The Mudcat Café TM
Thread #148910   Message #3462101
Posted By: GUEST,Lighter
06-Jan-13 - 10:20 AM
Thread Name: Wrap Me Up In My Tarpaulin Jacket
Subject: RE: Wrap Me Up In My Tarpaulin Jacket
A look at the Round indexes and the Traditional Ballad Index shows that early collectors rarely bothered with this song - possibly because the existence of sheet music and the attribution to Whyte-Melville and Coote led them to believe it was pure pop.

Another possibility is that its popularity came after their elderly informants had stopped learning new songs.

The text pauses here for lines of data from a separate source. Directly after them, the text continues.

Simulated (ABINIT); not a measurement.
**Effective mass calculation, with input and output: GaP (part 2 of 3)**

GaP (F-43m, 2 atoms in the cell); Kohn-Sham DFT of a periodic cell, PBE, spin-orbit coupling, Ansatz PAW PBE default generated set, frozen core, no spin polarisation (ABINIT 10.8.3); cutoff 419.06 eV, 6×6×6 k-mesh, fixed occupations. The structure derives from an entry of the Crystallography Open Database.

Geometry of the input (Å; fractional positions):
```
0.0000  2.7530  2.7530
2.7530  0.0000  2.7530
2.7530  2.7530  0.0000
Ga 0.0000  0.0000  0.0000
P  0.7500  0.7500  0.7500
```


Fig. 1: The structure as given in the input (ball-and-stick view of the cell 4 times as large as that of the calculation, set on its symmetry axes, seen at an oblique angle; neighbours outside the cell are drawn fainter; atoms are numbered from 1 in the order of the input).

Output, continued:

Hear Cyril Phillips (1911-1990) sing the "stable jacket" version in 1966:

http://sounds.bl.uk/World-and-traditional-music/Traditional-music-in-England/025M-C0903X0153XX-0300V0

Phillips adds the repeated "lies low" bits that were once commonly songm though the Hopwood sheet music doesn't call for them. Though Phillips's performance is sober, the addition of the "lies low," often sung in falsetto, suggests a drift toward the parodic.

The next step was out-and-out ironic/cynical/bawdy parodies like "The Dying Aviator" and "The Dying Harlot."

Does anyone know versions of these not in the DT?

PS: Poor golfers are frequently called "duffers" in the US, regardless of age.